Edward James Martin Koppel who is better known as Ted Koppel is a broadcast journalist on American television. He is popular as the host of Nightline from 1980 to 2005.


Personal Life

Ted Koppel was born to Jewish German parents, Alive and Edwin on 8th February in 1940. His father owned a tire making company in Germany when Hitler started gaining power in Germany, the British Home Secretary welcomed Koppel’s parents to relocate the company to England. Though the safety of the family was assured by the secretary, once the war began, his father was named an enemy of the British Empire and was imprisoned.

His mother struggled to raise the infant and did menial jobs and sold few of her belongings to keep the family afloat. Once his father was released and war had seized, the family got money from their assets that were previously confiscated, they then moved to the United States of America, when Koppel was just thirteen years old. In America, his mother worked as a pianist and singer, and his father once again started his tire business. Koppel became an American citizen in 1963.

Koppel attended a private preparatory school, The McBurney School located in New York. He studied at the Syracuse University and graduated with a degree in Science at the age of twenty. He earned his master’s of arts in mass communication from the prestigious Stanford University.

In 1963, Ted married Grace Anne Dorney, whom he met while at Stanford. The couple was blessed with four children, three daughters named Andrea, Tara and Deirdre and a son named Andrew. He has co-written the book ‘In the National Interest’. Koppel speaks four languages, French, German, English and German.

Career

Ted Koppel was hired by the ABC Radio News in 1963, he became the youngest correspondent ever who worked on Flair Reports. He came into the limelight when along with Charles Osgood, he covered the assassination of Kennedy the same year.

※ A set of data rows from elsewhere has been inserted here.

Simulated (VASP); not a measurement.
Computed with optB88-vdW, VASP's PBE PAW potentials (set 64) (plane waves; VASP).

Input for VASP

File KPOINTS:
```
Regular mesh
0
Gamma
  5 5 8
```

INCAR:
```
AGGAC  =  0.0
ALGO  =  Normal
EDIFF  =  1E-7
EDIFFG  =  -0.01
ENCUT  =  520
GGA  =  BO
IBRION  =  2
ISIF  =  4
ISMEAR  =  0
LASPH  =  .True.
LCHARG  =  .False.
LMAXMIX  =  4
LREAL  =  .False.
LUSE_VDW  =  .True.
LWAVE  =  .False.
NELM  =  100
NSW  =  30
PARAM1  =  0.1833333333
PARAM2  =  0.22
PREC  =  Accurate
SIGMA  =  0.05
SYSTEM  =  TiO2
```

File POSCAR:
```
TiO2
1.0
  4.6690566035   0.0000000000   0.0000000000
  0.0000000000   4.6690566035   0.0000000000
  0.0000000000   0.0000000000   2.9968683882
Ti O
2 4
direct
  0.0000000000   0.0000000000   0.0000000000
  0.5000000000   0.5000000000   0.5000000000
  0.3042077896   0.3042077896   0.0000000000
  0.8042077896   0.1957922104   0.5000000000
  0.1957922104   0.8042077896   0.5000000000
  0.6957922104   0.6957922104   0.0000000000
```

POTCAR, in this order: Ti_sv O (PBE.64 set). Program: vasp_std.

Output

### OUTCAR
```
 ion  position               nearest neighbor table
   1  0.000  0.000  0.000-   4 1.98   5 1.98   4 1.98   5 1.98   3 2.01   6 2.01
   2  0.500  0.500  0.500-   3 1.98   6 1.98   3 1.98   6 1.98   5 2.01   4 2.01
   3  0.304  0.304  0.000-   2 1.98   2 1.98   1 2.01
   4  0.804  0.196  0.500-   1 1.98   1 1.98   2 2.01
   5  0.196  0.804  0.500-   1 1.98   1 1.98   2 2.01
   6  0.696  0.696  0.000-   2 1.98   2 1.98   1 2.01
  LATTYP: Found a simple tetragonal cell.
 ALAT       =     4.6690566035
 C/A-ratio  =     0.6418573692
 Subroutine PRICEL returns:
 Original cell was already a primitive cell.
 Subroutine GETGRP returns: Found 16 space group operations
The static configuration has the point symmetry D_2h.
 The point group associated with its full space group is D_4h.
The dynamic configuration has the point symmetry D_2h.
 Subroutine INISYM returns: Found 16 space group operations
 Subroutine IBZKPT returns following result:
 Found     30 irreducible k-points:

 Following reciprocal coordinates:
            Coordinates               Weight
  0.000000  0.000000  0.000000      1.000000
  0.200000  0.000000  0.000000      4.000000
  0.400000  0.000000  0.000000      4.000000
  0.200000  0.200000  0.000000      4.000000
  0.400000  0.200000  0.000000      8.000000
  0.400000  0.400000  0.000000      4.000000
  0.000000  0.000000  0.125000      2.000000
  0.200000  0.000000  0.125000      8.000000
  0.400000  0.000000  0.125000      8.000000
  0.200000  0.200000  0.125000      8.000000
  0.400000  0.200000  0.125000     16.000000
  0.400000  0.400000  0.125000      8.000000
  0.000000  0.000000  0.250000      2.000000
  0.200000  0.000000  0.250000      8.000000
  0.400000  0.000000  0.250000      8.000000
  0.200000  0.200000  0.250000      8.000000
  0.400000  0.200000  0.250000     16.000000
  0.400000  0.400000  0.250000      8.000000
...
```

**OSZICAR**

During 1964, he covered his first presidential nominating convention. Ted’s works include covering the Vietnam War and the Civil rights movement in Alabama. After returning from Hong Kong, reporting the Vietnam War in 1968, he reported the Richard Nixon campaign. He has held the position of Hong Kong bureau chief and correspondent of U.S. State Department.

Koppel was honoured with the Alfred I. DuPont by the Columbia University for his exceptional work on the series ‘Second to None?’, that focused on bringing to the public the possible danger on a nuclear war, he brought in his own research and unfolded the complex information into a simple one for better understanding.

Ted Koppel spent 25 years hosting ‘Nightline’, his last episode as an anchor televised acclaimed portions of episodes he did Morrie Schwartz. He is a recipient of three George Foster Peabody Awards, two Sigma Delta Chi Awards and two George Polk Awards among many other awards. Koppel has earned an outstanding number of 25 Emmy Awards, with a Life Time Achievement Award in 2007. He awarded an honorary doctorate from Duke University in 1987.